Testing for Machine Learning: QA for a Different Kind of Project
Nov 09, 2020 | By Kristopher Clemente
FloQast has a product called AutoRec, which helps accountants automatically reconcile transactions from two different sources. For about a year now, I've been the quality engineer assigned to the team responsible for the matching engine. This is the part of the AutoRec application that takes in those transactions and attempts to predict which ones reconcile, or, "match."
Under the hood, we're using machine learning to power the matchmaking. Most of my prior experience was with traditional web applications, so testing machine learning required a new way of thinking.
How Different Is It, Really?
Testing a machine learning project is different from testing a web application in a lot of ways, but most notably for a Quality Engineer:
- We're not necessarily testing cases for which we know the expected outcome — We're testing that a model can generalize given cases that it hasn't seen before.
- That set of cases is essentially infinite.
- We're less concerned with getting every prediction correct in the moment — We are focused on measuring accuracy and incrementally improving the model.

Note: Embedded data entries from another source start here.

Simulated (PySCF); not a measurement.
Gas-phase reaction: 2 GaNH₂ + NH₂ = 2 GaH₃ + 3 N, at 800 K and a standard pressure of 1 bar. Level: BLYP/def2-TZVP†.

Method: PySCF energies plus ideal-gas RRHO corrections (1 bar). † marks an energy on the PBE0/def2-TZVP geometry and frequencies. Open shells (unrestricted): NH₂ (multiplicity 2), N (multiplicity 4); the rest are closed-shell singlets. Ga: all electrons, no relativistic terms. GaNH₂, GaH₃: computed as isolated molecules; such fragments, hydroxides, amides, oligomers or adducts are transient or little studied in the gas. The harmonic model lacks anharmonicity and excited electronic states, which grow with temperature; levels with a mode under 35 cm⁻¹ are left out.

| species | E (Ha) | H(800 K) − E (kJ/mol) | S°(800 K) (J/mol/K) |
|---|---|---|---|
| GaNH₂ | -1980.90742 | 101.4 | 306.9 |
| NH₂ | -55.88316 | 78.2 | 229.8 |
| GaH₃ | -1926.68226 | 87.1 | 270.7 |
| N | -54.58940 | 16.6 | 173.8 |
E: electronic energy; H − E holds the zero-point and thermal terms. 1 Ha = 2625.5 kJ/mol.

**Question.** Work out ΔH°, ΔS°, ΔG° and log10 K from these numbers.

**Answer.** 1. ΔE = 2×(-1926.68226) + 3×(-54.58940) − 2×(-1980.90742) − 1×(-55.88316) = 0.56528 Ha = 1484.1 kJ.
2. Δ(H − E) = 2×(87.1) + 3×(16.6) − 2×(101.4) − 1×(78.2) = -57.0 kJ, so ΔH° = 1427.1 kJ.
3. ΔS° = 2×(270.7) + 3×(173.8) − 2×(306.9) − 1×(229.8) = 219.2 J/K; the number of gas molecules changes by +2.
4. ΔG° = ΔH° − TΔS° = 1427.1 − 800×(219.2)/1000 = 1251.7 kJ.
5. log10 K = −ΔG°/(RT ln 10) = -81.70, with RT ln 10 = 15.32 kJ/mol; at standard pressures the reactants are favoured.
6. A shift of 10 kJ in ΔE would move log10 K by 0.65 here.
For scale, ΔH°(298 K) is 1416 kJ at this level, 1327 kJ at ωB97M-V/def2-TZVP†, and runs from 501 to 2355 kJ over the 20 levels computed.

Needless to say...I needed a minute to reorient myself.
A Different Kind of Testing
Our team needed to reset how we approached testing this project. Traditional pass/fail tests still have their place here. However, we needed testing tools better suited to machine learning — specifically, tools built to measure and analyze.
The most essential part of our project was creating a tool to collect labels. You can think of labels as a way for us to mark which predictions are the "correct" ones. Without the labels, we wouldn't be able to measure accuracy, train new models, or curate any data sets for running experiments. In our case, if we have the two files we're running through the matching engine, our tool is in charge of collecting data about which rows the user intended to match.
Once we have the labels, we can start to analyze how the model is doing overall. In our case, we're using common accuracy metrics: Precision and recall. In short, precision will decrease if the model makes more false positives (predicts a match that is not labeled as a true match). Recall will decrease if the model makes more false negatives (does not predict a match that is labeled as a true match).
Our tools enable us to see these metrics at a high level and aggregate of data for a set period of time.
Or view them at a low level, for example, per job.
Additionally, we've built our tools so that we can easily compare the performance of two different models when running an experiment.
A Robust Diff Tool
Being able to diff the model results with the labels proved to be extremely valuable for us. Sometimes the stats don't tell the whole story, so we needed a tool that gave us the differences at a transaction level. This gives us insight into what the model is doing and helps point to new ways of training.
Testing Drives Everything
The tools we built to measure and analyze model performance required the majority of our team's focus and continue to drive most of our decision making. The team's testing efforts are present throughout a model's life cycle; from experiments in test environments all the way to monitoring performance in production. The data we get from our tools help us come up with new experiments to improve the model. Those experiments yield more data to pick apart and the process begins again. Our system is happily humming along in production, but the process of collecting data, analyzing it, and making iterative changes is ongoing and at the heart of what our team does.